April 8, 2009
Featured Trades: (PLD), (TBT), (PHM), (CTX)
1) I bumped into Jim Lehrer last night, the legendary anchor of 'The News Hour With Jim Lehrer' on PBS, as he breezed through the San Francisco Bay Area promoting his 22nd novel, 'Oh, Johnny'. The ex-Marine, whose first big story was covering the Kennedy assassination in Dallas, had some cogent observations on the current demise of the US newspaper industry.?? Print media have traditionally been the originators of the news, the guys who went to the city council meeting and took copious, accurate, notes. For this, the paper got full page ads from the local car dealers and every other retail business. Now the car dealers are going under. The proliferation of new media, from radio to TV, the Internet, and smart phones means that the monetization of this content has moved downstream to be reaped by others. Talk radio, weekend news programs, comedy shows, even congressional debates, and yes, blogs (guilty), are feeding off of this news cornucopia for free. The originating newspaper maybe gets a penny of each dollar of revenue spawned by their stories. Newspapers now have no choice but to cut costs by firing journalists and moving online. Thomas Jefferson said that 'an informed electorate is essential for a democracy'. The big question is, when all the journalists are gone, where will the news come from? I have suspected all along that Truth, Accuracy, and Neutrality will be the big casualties of all of this. They will go the way of the full service gas station, free check in luggage on airlines, and home delivery of newspapers by teenage boys on bicycles.

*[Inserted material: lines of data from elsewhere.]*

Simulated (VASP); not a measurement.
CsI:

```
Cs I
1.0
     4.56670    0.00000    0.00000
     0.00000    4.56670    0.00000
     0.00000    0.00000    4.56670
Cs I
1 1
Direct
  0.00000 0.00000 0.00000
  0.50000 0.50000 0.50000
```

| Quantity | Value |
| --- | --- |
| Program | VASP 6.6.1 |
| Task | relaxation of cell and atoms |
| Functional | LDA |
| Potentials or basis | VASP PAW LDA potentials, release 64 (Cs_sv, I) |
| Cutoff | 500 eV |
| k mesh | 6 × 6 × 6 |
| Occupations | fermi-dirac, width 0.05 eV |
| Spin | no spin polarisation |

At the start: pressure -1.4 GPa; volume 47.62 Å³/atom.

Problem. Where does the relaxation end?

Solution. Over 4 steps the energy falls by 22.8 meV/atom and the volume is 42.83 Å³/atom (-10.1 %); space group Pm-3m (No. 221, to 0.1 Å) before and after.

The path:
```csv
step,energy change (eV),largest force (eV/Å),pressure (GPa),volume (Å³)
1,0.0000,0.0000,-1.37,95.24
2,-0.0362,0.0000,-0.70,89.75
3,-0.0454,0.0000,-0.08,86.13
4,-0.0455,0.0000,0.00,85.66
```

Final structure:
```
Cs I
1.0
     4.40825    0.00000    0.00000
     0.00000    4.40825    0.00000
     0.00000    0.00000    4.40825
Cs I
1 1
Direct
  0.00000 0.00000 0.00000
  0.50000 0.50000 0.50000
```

2) Pulte Homes (PHM) is buying Centex (CTX) for $1.3 billion, net of all the debt they are acquiring in a stock only deal. Centex stock is up 33% on the news. This is a bold move in that it creates the nation's largest home builder.?? I wonder how many finished, but unsold houses they are getting? And undeveloped land? A spate of takeovers like this, where the strong take over weak, overleveraged players, consolidating the industry, is a classic sign of a market bottom.
3)?? If stocks sell off from here you should get a rally in Treasuries that will be ripe for selling into. There is no way that investors are being compensated for their risk with yields at these levels, especially with massive global government reflationary efforts guaranteed to bring a resurgence of inflation. I think the futures contract on the long bond will collapse from 127 now to inder 70 in three years, once hyperinflation hits. With the leverage offered by a futures contract, the returns will be huge. However, this is not a riskless trade. There have already been several rounds of stop loss buying by traders who jumped into this strategy too early, as unimaginable buying kicked in at 120, 125, 131, 136 and finally 141. In Japan the ten year bond eventually hit a low of 0.46%, making our ten year at 2.85% look incredibly expensive. That works out to a futures price of 200 or more. Of course we are not Japan. The Treasury has done more to repair things in 60 days than Japan did in 15 years, and Japan has still not adopted full mark to mark accounting. Some 19 years after their bubble burst, the country is still seeing subpar growth, and ten year yields have made it back up to only a measly 1.25%. There are also constant games going on in the bond futures markets like expiration plays, engineered short squeezes in the underlying, and bogus news leaks. PIMCO, the Newport Beach based Pacific Investment Management Company, the world's largest private bond investor, plays this market like a violin. Still, I think it's worth a shot. Take another look at the Power Shares Lehman 20 year plus ETF (TBT), which gives you a 200% short on the sector. This will be the last bubble we can short into for a long time.
4) Jeffrey Schwartz, for the former CEO of the global logistics and warehouse firm Prologis (PLD) is not looking for a quick recovery of the economy, and sees a lot more pain for his industry. The firm suffered a near death experience last year and was only able to extricate itself with the sale of some Asian assets.?? Prologis is the world's largest developer of commercial warehouse space, and a leading manager of REIT's. The Denver based company employs 1,500, managing 2,898 properties, totaling 548 million square feet in 115 countries. It had been a highly leveraged call on the growth of international trade, which is now imploding with unprecedented speed. PLD's growth focus is still on China, where it has 38 million square feet of space, and land commitments to double that. It is investing $1 billion there over the next two years, counting on a government commitment to support the logistics sector. Investors certainly believe it. The stock has roared 57% in the last ten days. The company has announced that it is using the rally to issue new shares to wisely reduce its insanely high levels of debt. This will dilute existing shareholders by 50%, but hey, half of something is better than nothing, isn't it?